We must not forget that the Zionist movement was certainly a pioneering movement with popular roots and loyal leadership. Zionist leaders from Herzl to David Ben-Gurion tried to win the backing and sympathy of the Pope, the German Kaiser, the Turkish Sultan, and the British King as well as the leaders of Russia, the United States, and France. They did get help in varying degrees from most of these sources, and the Zionists always tried to make this help serve their cause and advance their plans. The Zionist leaders did not refuse any aid that was offered to them; on the contrary, they accepted it and then sought more. Arab leaders, in contrast, persisted in requesting everything in one go, making the Arab position look rigid and causing it much harm. This enabled the Jewish leaders to convince the Christian West, which was already suffering from a bad conscience after the Nazi war crimes, that they were moderates searching for a shelter for the victims of Europe, as was indeed one of their aims.

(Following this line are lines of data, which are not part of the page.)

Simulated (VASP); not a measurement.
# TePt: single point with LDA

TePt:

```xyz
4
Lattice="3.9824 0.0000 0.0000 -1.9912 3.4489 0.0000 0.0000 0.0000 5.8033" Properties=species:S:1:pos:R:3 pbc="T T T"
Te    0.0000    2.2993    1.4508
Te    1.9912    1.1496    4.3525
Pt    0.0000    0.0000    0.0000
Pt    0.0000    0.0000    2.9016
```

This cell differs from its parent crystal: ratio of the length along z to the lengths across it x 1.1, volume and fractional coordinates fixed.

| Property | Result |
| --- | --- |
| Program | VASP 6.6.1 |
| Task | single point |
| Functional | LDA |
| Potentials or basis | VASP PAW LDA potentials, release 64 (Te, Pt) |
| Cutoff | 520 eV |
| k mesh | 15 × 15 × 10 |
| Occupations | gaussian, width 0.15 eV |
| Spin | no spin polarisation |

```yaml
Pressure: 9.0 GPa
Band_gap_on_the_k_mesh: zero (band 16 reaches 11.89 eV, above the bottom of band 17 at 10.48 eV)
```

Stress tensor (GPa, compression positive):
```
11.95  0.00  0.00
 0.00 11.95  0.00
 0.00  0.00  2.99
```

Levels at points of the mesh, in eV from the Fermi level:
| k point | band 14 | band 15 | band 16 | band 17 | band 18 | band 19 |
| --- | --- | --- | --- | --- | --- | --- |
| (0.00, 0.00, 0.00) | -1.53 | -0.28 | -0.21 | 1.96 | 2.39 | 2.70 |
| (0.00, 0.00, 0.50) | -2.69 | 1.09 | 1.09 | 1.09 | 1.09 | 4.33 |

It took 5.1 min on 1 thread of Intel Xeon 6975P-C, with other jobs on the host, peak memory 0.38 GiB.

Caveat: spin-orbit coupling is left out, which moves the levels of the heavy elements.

Thus the Arab leaders became agents for Arab states that were both large and sparsely populated. But the Zionist leaders, who had come from various nations, were able to take advantage of the political moment and persuade Stalin’s Russia, the leading state of the communist bloc, to support their claims in 1947-48 for a Jewish homeland in Palestine, just as they had also succeeded in persuading Harry Truman to support them.
III
Refugees and Returnees
The leaders of the Palestinian Arabs succeeded in convincing the leaders of the adjacent Arab states to participate in the Palestinian War against Israel in 1948-49—after more than half the Palestinian Arabs had become refugees. The Palestinian Arabs believed in the promises made by the Arab states to fight Israel and prevent her from declaring independence. They started fighting the semiorganized Jewish forces soon after the partition resolution, but the inexperienced, disorganized Arabs did not stand much chance against their disciplined Jewish opponents. Thus principal towns (such as Jaffa, Haifa, Beisan, and Safad) fell prior to the termination of the Mandate, and refugees started filling the churches, mosques, and schools of the adjacent Arab states. But the Palestinian Arabs had not yet lost hope.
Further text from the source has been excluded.